Last year I had the pleasure of going back home to Boston to watch my beloved Titans play the Patriots in Foxboro during the regular season. It was a spectacular game, coming down to the last few minutes, with both McNair and Brady dueling it out. I also was with three really good friends making it all that much more enjoyable.
However, during this trip, the Boston Red Sox were about halfway through their playoff series with the Oakland A's. I attempted to warn two of my friends who had never truly experienced the heartbreak that comes with being a Sox fan from getting too excited about the Bosox, because they will only break your heart. Besides maybe the '99 series against the Yankees, I had pretty much sworn off the Sox since '86 for fear of getting another heart attack, sort of like deleting a phone number from your cell phone so you won't call that girl that likes to use you and spit you out when she'd done. It just not worth it. Let it go and all that.

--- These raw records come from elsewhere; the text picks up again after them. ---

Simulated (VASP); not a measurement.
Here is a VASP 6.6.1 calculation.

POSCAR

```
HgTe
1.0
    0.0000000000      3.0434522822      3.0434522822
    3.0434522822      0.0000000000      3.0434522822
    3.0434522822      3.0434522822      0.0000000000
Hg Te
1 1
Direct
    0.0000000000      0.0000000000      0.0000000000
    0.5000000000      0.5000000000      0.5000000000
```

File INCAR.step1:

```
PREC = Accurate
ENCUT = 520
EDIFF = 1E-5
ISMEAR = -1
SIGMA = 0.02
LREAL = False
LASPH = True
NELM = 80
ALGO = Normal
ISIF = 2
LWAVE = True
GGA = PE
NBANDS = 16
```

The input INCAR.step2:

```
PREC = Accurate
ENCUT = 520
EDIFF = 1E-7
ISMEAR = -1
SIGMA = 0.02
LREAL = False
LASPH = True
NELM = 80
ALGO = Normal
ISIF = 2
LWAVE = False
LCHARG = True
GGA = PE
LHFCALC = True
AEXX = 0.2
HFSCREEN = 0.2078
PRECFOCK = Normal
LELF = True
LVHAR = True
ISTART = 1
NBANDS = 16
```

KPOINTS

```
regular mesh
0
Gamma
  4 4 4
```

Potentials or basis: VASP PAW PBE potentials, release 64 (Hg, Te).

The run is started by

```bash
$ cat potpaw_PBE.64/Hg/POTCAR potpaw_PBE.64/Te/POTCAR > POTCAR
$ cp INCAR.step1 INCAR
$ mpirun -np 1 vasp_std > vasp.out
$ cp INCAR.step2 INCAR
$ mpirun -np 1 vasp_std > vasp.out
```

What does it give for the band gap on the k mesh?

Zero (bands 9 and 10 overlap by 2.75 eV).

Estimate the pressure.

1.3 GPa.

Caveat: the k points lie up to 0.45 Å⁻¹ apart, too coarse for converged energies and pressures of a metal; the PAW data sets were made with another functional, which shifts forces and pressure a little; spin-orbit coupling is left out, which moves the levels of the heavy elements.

What happened instead? I got caught up in Bosox fever like a snowflake in an avalanche, and my Bosox blod flowed through my veins. While we were at the Titans/Pats game, they displayed replays of the Red Sox/A's highlights during each time out. At one point a penalty was called against the Pats, but the crowd erupted because the game winner for the Sox came up on the screen. Folks listening at home must have been mystified. During most of the football game, we were generally harassed by Pats fans because of our Titans attire, but once we let on that we were Boston native Red Sox fans, we became like brothers in arms. It was truly a sight to see.
We had decided to stay an few extra days after the game to show our friends around Boston, we had the oppurtunity to experience the fever that takes over Boston during Red Sox playoff games. We got to watch the final game against the A's in Copley Square, with the Sox winning in their usual nail biting fashion. This was followed by spilling out to Newbury street and starting a near riot with fellow Bosox fans, chanting in unison, "YANKEES SUCK!!!". A glorious moment that.
Of course, most of you may know who last year ended. Red Sox lose in regular heart break fashion to the hated Bronx Bombers in game seven. That whole sinking feeling rushing over you like a wave started again.
So here we are again, looking at yet another Bosox playoff run, which appears as though our World Series hopes will once again have to go through the Evil Empire. Bill Simmons, the Sportsguy, has written a column that may explain this whole Bosox sado-masochism a bit further and is well worth the read.
Pledge Allegiance To Red Sox Nation
Here are some relevant excerpts that hit the nail on the head....
You couldn't ask for a more insane week. Now they're only two and a half behind the Yanks. Who knows? And yet, with October looming... I mean ...
I'm just not sure that I'm ready to go through this again.
Nobody is. And that's the rub. It's the best Red Sox team of my lifetime, a well-rounded machine with quality pitchers and big bats, a good defensive squad with a deep bench, a likable group of guys who care about one another. They deserve the benefit of the doubt, a clean slate with a fan base that won't panic every time something goes wrong. It's just that we can't help it. Last October nearly broke us. You can only heal so much.
Maybe enough time hasn't passed yet. I still remember everything about last October, those twelve playoff games unfolding like rounds in a classic boxing match, so many twists and turns that even Harold Lederman couldn't have scored it. I still remember the minutes and hours after that fateful Game 7 in the Bronx, when I called Dad just to make sure he was still breathing. I still remember the following afternoon, when everything hit me at once -- the residual emotions of the past three weeks swelling up like a killer wave, knocking me right on my back -- and I actually had to leave work early. It was too much. Baseball shouldn't mean this much.
A few months passed. I thought I was okay. Last Friday brought everything back. This isn't about a curse, it's about baggage, the way an accumulation of experiences alters your innate reactions. Like every Red Sox fan, I have baggage. Tons of it. Now we're heading into October with another dicey manager. My guard is up. I can't help it. At the same time, I'm going to spend my entire afternoon monitoring that Yankees doubleheader against Minnesota today. Because you never know.
Everything has changed. Nothing has changed. I don't want to go through this again. I can't live without it. I'm not sure I can handle it. I couldn't imagine any other way.
And if none of this makes sense ... well, you obviously aren't a Red Sox fan.
I didn't really want to say this, but it's about time to COWBOY UP yet again......will we ever learn? Or will we finally reach the promised land?